Anyone who has ever purchased a home is likely pretty knowledgeable about the mortgage process. But how many of us are familiar with the reverse mortgage?
Quite simply, a reverse mortgage is designed for home or condo owners 60 years of age and older who want to be able to access some of the equity in their properties without the demands of making monthly payments on a loan or line of credit.
A reverse mortgage can provide you with up to 40% of your homes appraised value, to be paid out in a lump sum, as needed, or by monthly, quarterly, semi-annual, or annual payments.
This influx of funds can provide the freedom to pay off debts, complete major home renovation projects, travel to dream destinations, purchase investment or recreational property, or supplement your retirement income.
And with that freedom also comes the knowledge that not one cent ever needs to be repaid until the home is sold.
So, what’s the catch?
Well, it depends on how you look at it.
While you maintain full ownership in your property, a reverse mortgage is registered on your title and must be repaid when you sell your home. Interest rates on reverse mortgages are higher than traditional mortgages or lines of credit, and because the interest accrues and is added to the balance, the amount of the mortgage gradually rises. Eventually you will end up with less equity for your estate or to pay expenses. If you look at it from the lender’s point of view, they are waiting for an unspecified period of time for repayment (as opposed to a traditional mortgage with regular monthly payments on the principal and interest) and the trade-off is higher interest rates.
Because property values will likely increase over the years and the loan is guaranteed to never exceed the fair market value of your home, most homeowners who take advantage of the reverse mortgage will usually have money left over once the property is sold and the loan is repaid.
The money obtained from a reverse mortgage is tax-free, won’t affect any type of government benefits you might already be receiving, and if you decide to invest some or all of the proceeds you might be able to deduct the interest against your income at tax time.

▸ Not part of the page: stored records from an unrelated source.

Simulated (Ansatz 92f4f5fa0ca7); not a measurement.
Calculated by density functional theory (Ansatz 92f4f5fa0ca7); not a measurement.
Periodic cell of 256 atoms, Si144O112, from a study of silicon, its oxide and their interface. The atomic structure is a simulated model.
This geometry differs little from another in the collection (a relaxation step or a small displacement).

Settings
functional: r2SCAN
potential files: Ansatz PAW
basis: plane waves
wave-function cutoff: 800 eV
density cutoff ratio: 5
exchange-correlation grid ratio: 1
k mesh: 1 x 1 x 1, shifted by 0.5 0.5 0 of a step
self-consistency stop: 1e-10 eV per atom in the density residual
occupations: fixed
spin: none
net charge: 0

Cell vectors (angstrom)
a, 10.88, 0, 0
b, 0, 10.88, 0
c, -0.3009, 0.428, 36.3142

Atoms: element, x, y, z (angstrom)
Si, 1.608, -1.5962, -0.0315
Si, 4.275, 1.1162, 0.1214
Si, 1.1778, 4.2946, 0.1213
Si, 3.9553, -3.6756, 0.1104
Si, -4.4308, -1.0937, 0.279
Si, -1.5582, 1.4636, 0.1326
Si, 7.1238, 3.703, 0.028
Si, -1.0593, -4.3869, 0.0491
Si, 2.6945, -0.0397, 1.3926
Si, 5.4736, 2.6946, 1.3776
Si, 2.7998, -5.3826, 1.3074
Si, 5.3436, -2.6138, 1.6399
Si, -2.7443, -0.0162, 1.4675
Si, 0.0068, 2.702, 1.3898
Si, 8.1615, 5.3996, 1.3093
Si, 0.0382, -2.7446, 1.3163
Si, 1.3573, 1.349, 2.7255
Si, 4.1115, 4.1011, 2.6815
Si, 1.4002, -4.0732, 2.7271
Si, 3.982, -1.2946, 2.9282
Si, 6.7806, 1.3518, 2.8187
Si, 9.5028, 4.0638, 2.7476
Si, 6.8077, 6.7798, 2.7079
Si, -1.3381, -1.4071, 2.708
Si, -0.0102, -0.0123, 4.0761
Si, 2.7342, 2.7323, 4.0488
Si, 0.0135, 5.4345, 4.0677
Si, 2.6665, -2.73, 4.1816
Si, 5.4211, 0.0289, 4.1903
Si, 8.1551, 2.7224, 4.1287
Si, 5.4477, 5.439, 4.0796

Some costs that the homeowner will have to incur in order to obtain a reverse mortgage include a home appraisal (around $200-$400), legal fees, and administration costs.Remember, a reverse mortgage is not for everyone. No one has an unlimited amount of equity built up – a reverse mortgage doesn’t change that fact.
As with any major financial transaction, it is advisable to get qualified independent advice you can trust before signing on the dotted line.